Che

The times are too difficult right now to offer any comments other than those of revolutionaries.

When you know I’m dead
Don’t pronounce my name
Because he would stop
Death and rest.
When you know I’m dead
Say strange syllables
Pronunciation Flower, bee,
Lagrima, bread, storm.
Don’t let your lips
Find my ten letters.
I’m sleepy I loved,
I have reached silence.
(Che Guevara)

And so it is with me, the same with the ten letters.

Once More, Into The Breach…

I don’t know; wish I did. All that and oh well.

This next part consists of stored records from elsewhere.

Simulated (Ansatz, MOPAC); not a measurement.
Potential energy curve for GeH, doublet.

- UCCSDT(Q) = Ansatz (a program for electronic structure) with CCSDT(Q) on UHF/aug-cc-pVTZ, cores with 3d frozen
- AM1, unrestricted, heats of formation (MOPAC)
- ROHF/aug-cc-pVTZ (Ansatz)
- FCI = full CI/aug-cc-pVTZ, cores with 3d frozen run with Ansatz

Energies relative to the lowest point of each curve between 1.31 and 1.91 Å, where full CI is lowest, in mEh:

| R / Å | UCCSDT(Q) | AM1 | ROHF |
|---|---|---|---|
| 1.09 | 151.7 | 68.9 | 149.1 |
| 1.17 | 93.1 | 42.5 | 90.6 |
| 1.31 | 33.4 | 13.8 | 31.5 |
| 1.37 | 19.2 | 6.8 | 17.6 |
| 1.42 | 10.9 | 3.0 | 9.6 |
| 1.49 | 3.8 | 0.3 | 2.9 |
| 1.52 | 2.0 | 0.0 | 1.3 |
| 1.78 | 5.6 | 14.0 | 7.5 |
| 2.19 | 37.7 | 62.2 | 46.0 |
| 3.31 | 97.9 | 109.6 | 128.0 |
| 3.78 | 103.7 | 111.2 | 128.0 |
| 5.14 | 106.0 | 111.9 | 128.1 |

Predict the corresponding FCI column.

  • I seem to have floundered off the page again. I would be worried if it mattered.
  • Strange places in the hovel of memories: 1. Years back—where? Was it Michigan? When I lived in the house on the 10 acre woods. The first dream was that of the whippets. Whippets had long been of some significance although I didn’t know of what. They frequently appeared in my life and were witnessed by the boy and the girl. And then, I dreamed I found a pair of them and took them into the garage there, to the house on the edge of that wood, to wait for their people to arrive and rescue them. (Whippets always appeared in a pair, in reality and in dreams.) And so they did. The next day, out walking with Kate-the-golden-one, down that country road, appeared two whippets, trotting alone and in tandem. I coaxed them into the garage and phoned a radio station then playing at the house, to give the information and request an announcement. The song to go along with the find was “The Happy Wanderer.” (It was a station of oldies.) Not long after the announcement there was a phone call from the whippet people who then came to get them. Of course they had just lost them, of course they just happened to be listening to that station.
  • 2. The dream that night was of the raven. Raven or crow, I tend to favor ravens. I found a raven on that very country road, a wounded creature who could not fly. I took it in and gave it great care and nursing. When I was not at home I kept it in my utility room so it could be enclosed and yet have some room. Safety, freedom, and constraint. Noble intentions, noble gifts. Except the beautiful iridescent creature tore a hole right through the wall. There was a plaster and dry wall and two-by-four mess blown clear through to the kitchen. The next day, walking down that same country road, a neighbor came out to ask me if I wanted to take in a crow. He had found an injured one and couldn’t care for it himself. Was I interested? I gracefully declined. I didn’t want the mess of the feathered beauty tearing apart the house, leaving the white mist of drywall powder to cover us there.
  • It is after all, a murder of crows and an unkindness of ravens.
  • I told the kids who told me I made too much of such things, which I did. I was crazed to know the meaning of them. I had one foot on shore and one at sea…into a fog of meaning and being, into a dream world not called, delivered without quest or anchor. But I could not read the sign. How will I ever know if everything was a dream, if anything was real?
  • Last night I got up at four a.m. to read The Winter’s Tale. I wanted to understand what the king said at the end, when he touched the statue of his wife—old now, and gone—and he said she was warm. Who does that—this waking to read? Isn’t that crazy even for me?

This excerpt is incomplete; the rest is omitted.